Audio Musings by Sean Olive: June 2010

Sound quality in mainstream music recording and reproduction is all but dead, at least according to the media reports published over the past year [1]-[6]. On the music production side, music quantity (as in volume and decibels) matters more than quality and dynamic range. Record executives and producers are forcing artists to squash the dynamics and life from their music in order to be the loudest record on the charts [5],[6]. Listening to one of these albums can induce an instant migraine, making you wonder if the record companies aren’t secretly owned by the makers of Excedrin (see slides 2-4 in this article’s accompanying PDF slide presentation or this YouTube Video ).

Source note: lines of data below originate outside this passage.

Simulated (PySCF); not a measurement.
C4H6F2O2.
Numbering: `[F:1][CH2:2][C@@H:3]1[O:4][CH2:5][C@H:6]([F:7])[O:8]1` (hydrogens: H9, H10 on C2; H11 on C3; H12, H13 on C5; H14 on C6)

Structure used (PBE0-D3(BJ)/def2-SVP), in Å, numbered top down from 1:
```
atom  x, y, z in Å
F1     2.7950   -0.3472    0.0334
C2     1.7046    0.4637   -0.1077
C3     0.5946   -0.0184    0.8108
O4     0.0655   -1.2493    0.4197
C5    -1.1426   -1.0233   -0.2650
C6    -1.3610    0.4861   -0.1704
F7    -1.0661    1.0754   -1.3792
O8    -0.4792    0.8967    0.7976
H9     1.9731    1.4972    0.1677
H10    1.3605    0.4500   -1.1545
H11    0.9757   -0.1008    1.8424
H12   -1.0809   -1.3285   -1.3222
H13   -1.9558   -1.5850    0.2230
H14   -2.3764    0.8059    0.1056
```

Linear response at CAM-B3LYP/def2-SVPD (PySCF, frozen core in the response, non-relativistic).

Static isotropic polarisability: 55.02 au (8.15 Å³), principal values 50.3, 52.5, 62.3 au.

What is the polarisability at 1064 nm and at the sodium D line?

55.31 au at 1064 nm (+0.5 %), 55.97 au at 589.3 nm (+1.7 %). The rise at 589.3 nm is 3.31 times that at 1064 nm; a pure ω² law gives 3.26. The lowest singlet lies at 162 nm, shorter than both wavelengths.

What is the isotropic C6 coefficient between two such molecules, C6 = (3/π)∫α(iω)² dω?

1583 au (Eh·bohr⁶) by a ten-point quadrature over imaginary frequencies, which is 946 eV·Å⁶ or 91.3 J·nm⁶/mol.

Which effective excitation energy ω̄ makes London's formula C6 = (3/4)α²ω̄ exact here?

On the music reproduction side, convenience, portability and low cost are the purchase driving factors in this Mobile-Ipod Age of entertainment; sound quality need only be “good enough” [3]. The problem is that no one seems to be able to define what “good enough” sound quality means for Generation Y. Given that they represent the largest and youngest demographic in terms of music and audio equipment consumption, it's important to understand the attitudes and tastes of these twenty-somethings before it's too late. Getting these Millennials hooked on good sound now, means they're more likely to upgrade the audio systems in their future homes and automobiles acquired as they grow older and wealthier.

A common belief being spread by the media is that Generation Y is indifferent to sound quality, or worse, they prefer the tinny, sizzling sound of low-bit rate MP3 over higher quality lossless music formats (slide 4). This is based on an informal study conducted by a Stanford music professor, Jonathan Berger, who over a 7 year period found his students increasingly preferred music coded in lower quality lossy MP3 formats over higher quality lossless music formats [1]-[5]. “I think our human ears are fickle” says Berger. “What’s considered good or bad sound changes over time. Abnormality can become a feature” [1].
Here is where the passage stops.